Cheap and chic - Siren multi-strap platform heels from Wildpair. Photo / Babiche Martens

Lately fashion has been speaking a new language. Rather than telling leaders of style that if they've got it they should flaunt it, industry insiders are encouraging a frugality in keeping with the current economic climate. But it's tricky. Because obviously the industry also wants us to keep shopping - which is where a confusing new language, filled with double entendres and oxymorons, comes into it.

So if you don't know the difference between "austerity chic" and "crisis cheek", then read on for a bluffer's guide to some of the new terms being bandied about.

But read it quickly. Because fashion is all about reactions and you can bet that pretty soon, outrageous escapism and dressing up like there's no tomorrow while the international banking system buckles will be back in style.

Recession-ista

The follower of fashion who has emerged from her wardrobe clad in designer logos, wearing shoes in which she cannot walk and carrying the latest arm candy, only to bang into a picket line of recent redundancies. So she realises there is a problem with the economy, ditches the fashionista tag, the bling and the daily shopping and starts seeking out a more subtle style as well as reading serious articles about "shopping in your own closet".

The most stylish of recessionistas can make any look, or trend, work on a budget.

Austerity chic

Also known as "recession chic", "credit crunch chic" and the "new frugality". Basically it's the description given to the general mood in fashion of less bling, more consideration. While for most of us it's all about looking stylish on a smaller budget, for others using a phrase like "austerity chic" can also be a particularly brilliant way of justifying the purchase of vast amounts of cashmere in dark colours.
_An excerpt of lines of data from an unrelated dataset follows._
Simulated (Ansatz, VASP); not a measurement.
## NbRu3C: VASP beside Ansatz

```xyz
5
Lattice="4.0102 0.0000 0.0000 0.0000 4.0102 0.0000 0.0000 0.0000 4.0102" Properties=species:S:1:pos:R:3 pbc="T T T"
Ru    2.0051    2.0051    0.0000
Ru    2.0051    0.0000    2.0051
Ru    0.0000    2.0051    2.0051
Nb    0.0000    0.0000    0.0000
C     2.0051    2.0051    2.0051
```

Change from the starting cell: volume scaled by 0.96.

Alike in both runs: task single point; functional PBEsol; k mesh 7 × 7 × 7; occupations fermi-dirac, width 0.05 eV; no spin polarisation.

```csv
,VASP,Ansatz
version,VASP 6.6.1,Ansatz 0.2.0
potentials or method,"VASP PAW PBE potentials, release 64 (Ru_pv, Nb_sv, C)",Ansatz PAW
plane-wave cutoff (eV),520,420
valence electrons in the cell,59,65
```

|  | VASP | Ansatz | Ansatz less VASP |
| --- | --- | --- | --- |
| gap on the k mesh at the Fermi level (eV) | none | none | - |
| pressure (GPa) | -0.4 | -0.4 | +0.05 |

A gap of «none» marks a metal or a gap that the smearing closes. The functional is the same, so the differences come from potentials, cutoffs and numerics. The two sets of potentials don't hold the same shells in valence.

Shopping in your own closet

It's dark in there and the service isn't quite as friendly but you get the idea. One wishes it would be like The Lion, The Witch and The Wardrobe and that a French department store would materialise behind your old coats. But what it's actually about is using the clothes you already own rather than frittering your money away frivolously on the skirt of the week. Adapt and evolve those garments, people. Although, it's true, it does mean wearing something more than twice and it could also mean learning to - shock, horror! - sew.

Conspicuous austerity

Rather than going on about the latest Gucci they scored after a weekend in Sydney, the dedicated recessionista will tell onlookers loudly: "Oh, this old thing. Yes, it's from last summer. And did I mention? It's from Kmart."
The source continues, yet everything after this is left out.